Highlights from Artscope: New York at MoMa, The Met and The New Museum

Updated: May 25, 2023

Our international Artscope connections enjoyed several of the springtime offerings at three iconic museum venues last week–the Museum of Modern Art in Midtown, the Metropolitan Museum on the Upper East Side, and the New Museum Downtown on the Bowery. With the arrival of the art fair to cultural epicentres such as New York, will follow the most carefully-curated programmes to benefit the audience that flock to these locales.


'Wangechi Mutu: Intertwined,' 2023. Exhibition view: New Museum, New York. Courtesy New Museum (Image credit: Dario Lasagni)
'Wangechi Mutu: Intertwined,' 2023. Exhibition view: New Museum, New York. Courtesy New Museum (Image credit: Dario Lasagni)

Museum of Modern Art


On plunging right into MoMA’s vast lobby, you cannot miss (nor should you) the gargantuan, 24-foot-high digital installation Refik Panadol: Unsupervised. What the New York Times reviewer describes as “a 3-D animation of sloshing, puffy liquid fizzing in ectoplasmic earth-tones and rancid pastels” – the data artist trained a sophisticated machine learning model to interpret the publicly available data of MoMA’s collection, reimagine the history of modern art and effectively manifest its possible future course. A crowd puller and pleaser, the work is nevertheless controversial in New York – a visionary glimpse of the next avant-garde or just another screensaver? The installation has no current end date but is ‘ongoing’.


Installation view of 'Refik Panadol: Unsupervised'. Image courtesy of MoMa.
Installation view of 'Refik Panadol: Unsupervised'. 2023. Image courtesy of MoMa.


Pressing on up the stairs, with a glance out to MoMA’s magnificent Sculpture Garden, spend a moment in the soaring space of the central atrium and take in three pieces by master of line, form and pure colour with Ellsworth Kelly: A Centennial Celebration. All too rarely seen given their enormous scale, the works have uninhibited breathing capacity here. The one hundred and four panels of Sculpture for a Large Wall from 1956-57 look particularly majestic as they float at their leisure in this vast multi-height galley. But hurry, this installation comes down June 11th.

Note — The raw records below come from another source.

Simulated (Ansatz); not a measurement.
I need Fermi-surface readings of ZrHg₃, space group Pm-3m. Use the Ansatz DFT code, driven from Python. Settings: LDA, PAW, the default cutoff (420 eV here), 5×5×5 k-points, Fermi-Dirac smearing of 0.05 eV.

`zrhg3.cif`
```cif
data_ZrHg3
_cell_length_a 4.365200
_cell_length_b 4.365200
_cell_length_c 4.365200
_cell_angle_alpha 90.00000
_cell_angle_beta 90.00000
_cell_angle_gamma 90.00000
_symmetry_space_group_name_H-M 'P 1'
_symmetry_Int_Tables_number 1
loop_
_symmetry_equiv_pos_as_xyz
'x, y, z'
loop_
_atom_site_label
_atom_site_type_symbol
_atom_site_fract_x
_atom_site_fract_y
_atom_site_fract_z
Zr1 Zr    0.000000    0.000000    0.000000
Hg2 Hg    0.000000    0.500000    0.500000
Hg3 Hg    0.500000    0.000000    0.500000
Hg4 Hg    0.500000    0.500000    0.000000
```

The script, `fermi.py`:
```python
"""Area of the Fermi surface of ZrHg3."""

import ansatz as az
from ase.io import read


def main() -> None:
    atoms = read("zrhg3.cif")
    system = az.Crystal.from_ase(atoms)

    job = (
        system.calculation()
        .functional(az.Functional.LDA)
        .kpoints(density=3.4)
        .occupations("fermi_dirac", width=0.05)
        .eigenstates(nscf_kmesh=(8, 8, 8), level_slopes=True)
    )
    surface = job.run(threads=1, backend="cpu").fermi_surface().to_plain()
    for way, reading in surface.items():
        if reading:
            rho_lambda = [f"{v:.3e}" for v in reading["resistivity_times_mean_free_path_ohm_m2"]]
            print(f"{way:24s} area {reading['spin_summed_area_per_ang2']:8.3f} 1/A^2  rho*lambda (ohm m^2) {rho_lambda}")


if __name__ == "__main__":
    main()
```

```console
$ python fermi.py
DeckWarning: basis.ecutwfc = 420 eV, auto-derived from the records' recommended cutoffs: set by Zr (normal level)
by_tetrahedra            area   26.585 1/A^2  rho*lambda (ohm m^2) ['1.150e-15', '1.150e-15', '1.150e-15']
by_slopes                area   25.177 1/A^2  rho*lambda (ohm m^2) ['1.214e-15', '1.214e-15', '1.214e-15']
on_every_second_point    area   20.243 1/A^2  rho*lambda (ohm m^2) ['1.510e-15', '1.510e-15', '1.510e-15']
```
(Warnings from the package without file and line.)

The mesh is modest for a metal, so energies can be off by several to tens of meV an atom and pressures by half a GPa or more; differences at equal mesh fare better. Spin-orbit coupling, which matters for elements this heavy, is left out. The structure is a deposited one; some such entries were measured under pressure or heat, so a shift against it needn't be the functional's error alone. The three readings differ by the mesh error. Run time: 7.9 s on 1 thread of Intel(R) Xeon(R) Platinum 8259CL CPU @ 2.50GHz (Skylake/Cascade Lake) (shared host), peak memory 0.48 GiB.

Installation view of Ellsworth Kelly's 'Sculpture for a Large Wall', 1956-7. Image courtesy of MoMa.
Installation view of Ellsworth Kelly's 'Sculpture for a Large Wall', 1956-57. 2023. Image courtesy of MoMa.

A quick pivot on this floor to the compact spaces and low-level lighting of MoMA’s Prints and Drawings galleries will bring you to the sublime Georgia O’Keeffe: To See Takes Time. A skillfully selected exhibition of O’Keeffe’s works on paper (but anchored and contextualised by a few well-chosen, and often more familiar paintings), this quietly spoken and well-paced show was picked up for attention by the city’s go-to culture publication The New Yorker, whose critic proposes that while she’s known for her paintings of skulls, flowers and deserts, her early work was stronger. Lovely examples of charcoal drawings, jewel-like watercolours and increasingly skilled printmaking unfold in this visually gorgeous but cerebrally satisfying presentation. Up through August 12th.


Installation view of 'Georgia O'Keefe: To See Takes Time'. Photograph: By Rossilynne Skena Culgan / Time Out
Installation view of 'Georgia O'Keefe: To See Takes Time'. 2023. Photograph: By Rossilynne Skena Culgan / Time Out.

The Metropolitan Museum


Somewhat buried in a ‘destination’ gallery amidst the Met’s Modern and Contemporary wing, Cecily Brown: Death and the Maid is well worth the somewhat labyrinthine search. A tour de force of luscious paint handling this is a showcase of the British artist’s virtuosity. Organized neither chronologically nor thematically but in a doubling back and forth of her looping explorations and revisitations, mirrors and doppelgangers abound and demand close looking. Viewer curiosity is rewarded, however, with gratifying connections and revelations – not to mention multiple jolts of erotic charge. Through December 3rd.


Installation view of 'Cecily Brown: Death and the Maid'. Image courtesy of The Metropolitan Museum of Art.
Installation view of 'Cecily Brown: Death and the Maid'. 2023. Image courtesy of The Metropolitan Museum of Art.


The New Museum


A museum-wide exhibition at the more modestly-scaled, four floor New Museum on the Manhattan’s Lower East Side, Wangechi Mutu: Intertwined engulfs the visitor immediately. A comprehensive retrospective of over 100 works created over 25 years in both her Brooklyn, New York and Nairobi, Kenya studios, this show startles, seduces and mesmerizes. Fantastical creatures of bizarrely hybridised forms are rendered in paint, drawing, photography, sculpture and film – many works encompassing several of these media collaged into one piece. Timely in her address of the power of the feminine but timeless in her use of mythologies, Mutu’s work is unmistakable. London residents may well have had a taste of a couple of her masterworks in the Hayward Gallery’s recent In the Black Fantastic. With a scandalously short run in New York and no indication that it will travel, catch it before it comes down on June 4th or order the beautiful Phaidon Press catalogue online.